Eventually, you come out into the yard in front
of the Hall, and way above you on a bluff,
reached by a precipitous footpath, is the church. |
Externally,
this is a very curious building. A high-pitched roof
covers the easterly two-thirds of a small medieval
church. To the west, there is an extraordinary shape, all
that remains of a round tower. The western third of the
ruin has been left open to the elements, but the walls
smoothed off as if this was a vast modern sculpture. The
porch in particular seems very odd, but still contains a
medieval door. Behind it is only the open air.
It was on
Easter Sunday 1959 that the tower collapsed, shortly
after the Verger left the building. As he reached the
yard below, he heard a noise that he later described as
sounding like a lorry load of shingle being tipped out.

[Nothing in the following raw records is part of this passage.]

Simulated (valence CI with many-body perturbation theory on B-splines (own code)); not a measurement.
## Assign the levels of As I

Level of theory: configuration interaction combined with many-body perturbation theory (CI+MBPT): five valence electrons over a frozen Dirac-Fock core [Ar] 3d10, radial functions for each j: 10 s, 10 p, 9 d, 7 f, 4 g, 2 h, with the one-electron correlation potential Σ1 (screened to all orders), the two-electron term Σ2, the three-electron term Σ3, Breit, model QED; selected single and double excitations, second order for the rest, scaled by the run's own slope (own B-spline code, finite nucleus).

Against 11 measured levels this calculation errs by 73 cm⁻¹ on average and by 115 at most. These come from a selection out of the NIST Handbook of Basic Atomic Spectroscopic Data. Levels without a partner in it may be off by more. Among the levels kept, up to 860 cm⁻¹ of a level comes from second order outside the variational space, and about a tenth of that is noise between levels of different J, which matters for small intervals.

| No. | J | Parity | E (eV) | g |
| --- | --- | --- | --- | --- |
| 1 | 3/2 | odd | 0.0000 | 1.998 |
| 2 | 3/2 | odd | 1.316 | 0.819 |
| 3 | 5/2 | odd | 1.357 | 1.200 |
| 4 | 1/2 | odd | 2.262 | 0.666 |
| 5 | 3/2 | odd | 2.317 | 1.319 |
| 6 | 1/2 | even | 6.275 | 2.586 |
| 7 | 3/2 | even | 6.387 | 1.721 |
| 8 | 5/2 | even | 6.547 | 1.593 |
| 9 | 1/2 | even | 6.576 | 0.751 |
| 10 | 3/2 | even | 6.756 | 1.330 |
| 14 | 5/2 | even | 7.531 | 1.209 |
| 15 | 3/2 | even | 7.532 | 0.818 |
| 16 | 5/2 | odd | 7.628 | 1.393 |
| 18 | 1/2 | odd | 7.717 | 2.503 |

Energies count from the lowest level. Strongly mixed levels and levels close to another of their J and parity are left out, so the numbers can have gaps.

The tower fell into the nave; the furnishings that could
be salvaged were removed, and for a lonhg time after that
the ruin was just left. It filled up with brambles and
elder; too remote to suffer serious vandalism, it was not
beyond the reach of souvenir hunters who looted the
brasses, of which more in as moment.
It was not
until the late 1970s that Lady Prince-Smith, resident at
the hall, took St Margaret in hand with the help of the
redoubtable Norfolk Churches Trust. A glass screen was
built across the nave, and the part to the east reroofed.
The font was moved inside and reconstructed. The brick
floors were repaired, panelling from the screen reset on
the sanctuary walls, and the east windows repaired with
clear glass. You step into a wonderfully atmospheric
space, restored sensitively and innovatively, and still
used for occasional services. There is no electricity,
but this building is always full of light.
One of the
regular events at St Margaret is an annual memorial
service to its most famous ex-parishioner. Morton Hall
was home in the 16th and 17th centuries to that most
significant family in recusant history, the Southwells.
Robert Southwell was hung drawn and quartered for being a
Jesuit, and was canonised as a martyr Saint by Pope Paul
VI in 1970. Two of the Southwells are remembered in this
church, St Robert's aunt and uncle. She is Katherine
Awdley, and her highly polished brass effigy lies in the
middle of the church. This is one of the brasses pilfered
from Morton, but Lady Prince-Smith told me that it was
brought back and handed to her personally by the person
who had taken it when she restored the church. "Of
course, he had only taken it to protect it", she
said, which I thought was very charitable.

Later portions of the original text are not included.